ICC Note: For more than 10 million Syrian’s displaced by the conflict in the country, life is a daily battle. There is the fight just to stay alive, with conflict raging all around, deadly cold weather, and a lack of food and shelter. Also, there is the fight to keep hope alive, to find a reason to go on, to find something to look forward to. The future seems bleak, especially for Christians of the region, but they are struggling to fight for hope.
01/11/2015 Syria (Catholic Register) It’s not easy being Syrian, especially if you’re the forgotten minority caught in the tsunami of sectarian massacres and ethnic cleansing referred to as the Syrian civil war.
Jesuit Father Nawras Sammour, who heads up the Jesuit Refugee Service in Syria, has observed the war in two stages. Living among Syria’s 7.6 million internal refugees, Sammour has seen a first phase when people are on high alert, hungry for information, out on the street in villages and refugee camps talking with each other, trying to understand what’s happening and what will happen next. But all that stops at 6 p.m. when refugees hunker down for the night with their families, trying to survive until the next day. Stage two begins when the refugees are still out on the street after 6 p.m., said Nawras.
“You have mortars around and whatever. They don’t care,” he said. “The most important thing is to live in the present moment. Tomorrow? We don’t care about it. According to me, that’s phase two. It’s much more dangerous than phase one. It’s that fatalism. Hope with fatalism doesn’t fit.”
Nawras doesn’t blame Syrians for losing hope.
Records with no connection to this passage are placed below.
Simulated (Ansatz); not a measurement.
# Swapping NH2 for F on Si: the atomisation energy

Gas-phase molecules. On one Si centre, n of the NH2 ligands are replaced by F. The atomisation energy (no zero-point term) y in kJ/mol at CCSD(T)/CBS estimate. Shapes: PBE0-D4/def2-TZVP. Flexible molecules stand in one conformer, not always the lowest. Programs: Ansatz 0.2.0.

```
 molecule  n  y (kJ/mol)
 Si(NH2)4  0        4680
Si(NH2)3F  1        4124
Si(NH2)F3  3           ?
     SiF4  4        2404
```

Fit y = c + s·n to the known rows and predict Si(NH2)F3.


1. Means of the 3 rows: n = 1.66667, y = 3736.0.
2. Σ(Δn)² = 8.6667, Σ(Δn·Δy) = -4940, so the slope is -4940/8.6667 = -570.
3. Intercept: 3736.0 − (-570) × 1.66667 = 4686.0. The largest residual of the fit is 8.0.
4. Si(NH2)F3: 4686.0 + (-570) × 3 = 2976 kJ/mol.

“It’s too difficult to continue to hope now. In a general way, if you are realistic or are somehow rational in your approach, it’s too difficult to hope, to keep hope,” Nawras told The Catholic Register while visiting Toronto in December. “Because there is no exit point. It’s a vicious circle of violence and violence and violence and no more perspective, if you like, on the horizon.”
That 7.6 million Syrians are displaced internally is depressing enough, but the numbers don’t end there. The United Nations High Commission for Refugees has 3.2 million registered Syrian refugees in Turkey, Lebanon, Jordan, Iraq and Egypt. The London-based Syrian Observatory for Human Rights counted more than 76,000 killed in 2014, bringing the three-and-a-half year total for the civil war to 206,603. The 2014 numbers include 3,500 dead children and 18,000 dead civilians.
Meanwhile, Canada failed to meet its commitment to welcome 1,300 Syrian refugees by Jan. 1 and has yet to make any new commitment. The government claims it had received 1,063 Syrian refugees in Canada by Dec. 29 — 82 per cent of its goal and a dramatic increase from a reported 457 as of Nov. 13.
Tiny Lebanon, a country of just 4.5 million people, is now host to 1.2 million Syrian refugees. It is as though Canada was suddenly living with 9.1 million homeless, traumatized foreigners. A New Year’s decision by Lebanon to impose visas to stem the tide has UNHCR officials worried about people still under fire in Syria.
For Syria’s Christians the future seems particularly bleak.
“None of the possible solutions for the Syrian crisis includes the Christians. None of it,” said Sammour. “If you are talking, for example, about a divided Syria, you have a region for the Kurds, another region for the Sunni, a third region for Alawite and a fourth region for Druze. Christians? They would be around… Now I would say we are completely ignored.”